Re: "Anticipatory" Tense
From: | Lars Henrik Mathiesen <thorinn@...> |
Date: | Saturday, March 2, 2002, 16:53 |
> Date: Sat, 2 Mar 2002 12:46:18 +0000
> From: Tim May <butsuri@...>
>
> Ian Maxwell writes:
> >[...] I decided to add, in addition to the perfect and imperfect
> >verb forms, an "anticipatory" form--for example, the first person
> >past anticipatory of "to go" would be "I was about to go", [...]
>
> I believe that would be the prospective aspect. See
>
http://www.invisiblelighthouse.com/langlab/aspect.html
> under the heading "Perfect (retrospective) and progressive".
> I learned everything I know about aspect from that document, so if
> it's wrong, so am I.
I looked the terms up in Trask 93(*), and he concurs with Harrison.
(Except for the suggestion to replace perfect with retrospective).
> I was going to say that perfect, imperfect and progressive are aspects
> rather than tenses (as they've been referred to in most replies to
> this) but the abovelinked notes that this classification is not
> unanimously accepted.
Well, some linguists may not think that perfect is an aspect as such,
but they don't see it as a tense either. It's one pole of a static/
active axis: Perfect is used to focus on a state that results from an
earlier action, and its unnamed opposite (non-perfect) by default
focusses on the action itself.
The point is, I think, that the perfect/non-perfect distinction can be
independent of other aspectual distinctions: he stops playing every
day at four (which I notice) vs. he's stopped playing every day when I
get home at four (so I notice the silence) --- here there's both a
cessative aspect expressed by stop, a habitual aspect expressed by
every day, and a non-perfect/perfect distinction.
According to Trask, prospective denotes the state of being about to do
something, not the immediacy of the actual act --- the crown prince is
going to become king, some time the next thirty years --- and it thus
shares the stative status of perfect, and presumably its aspecthood.

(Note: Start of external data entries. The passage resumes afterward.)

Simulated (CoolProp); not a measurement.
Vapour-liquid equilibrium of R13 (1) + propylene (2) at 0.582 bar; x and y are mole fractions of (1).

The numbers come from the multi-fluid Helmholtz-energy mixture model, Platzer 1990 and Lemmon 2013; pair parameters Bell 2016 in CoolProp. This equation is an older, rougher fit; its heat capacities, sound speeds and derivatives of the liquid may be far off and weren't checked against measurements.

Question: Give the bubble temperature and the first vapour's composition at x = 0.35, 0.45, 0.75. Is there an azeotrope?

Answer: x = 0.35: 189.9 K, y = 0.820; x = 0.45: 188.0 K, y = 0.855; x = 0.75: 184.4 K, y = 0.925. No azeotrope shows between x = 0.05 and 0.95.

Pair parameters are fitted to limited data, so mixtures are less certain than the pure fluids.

(I think Welsh and Irish express the perfect by something like 'is
after', and the prospective by 'is before', clearly marking them as
states).
NOTE: It's important to distinguish the common names of verb forms,
which can be rather unsystematic, from the tenses and aspects they
express. The English verb form called the perfect for short is
properly the present perfect, and can be past or present, perfective
or not, perfect or not, according to subtle usage criteria. Many
European languages are similar.
NOTE ALSO: Perfective/imperfective is a different aspectual
distinction, where perfective talks about an act as a whole, and
imperfective about the part of an act that happens at the time under
discussion. English expresses this by context. For example: He ate
before he left (ate is perfective). He ate when I left (ate is
imperfective).
The close similarity of names (perfect aspect, perfective aspect,
perfect verb form) is a historical accident --- Latin had a perfect
verb form that expressed perfect and perfective aspect much more
consistently than the English sort-of-equivalent.
Finally, Trask explains imperfect as the traditional name of a verb
form combining past tense and imperfective aspect. So perfect and
imperfect are not parts of the same paradigm.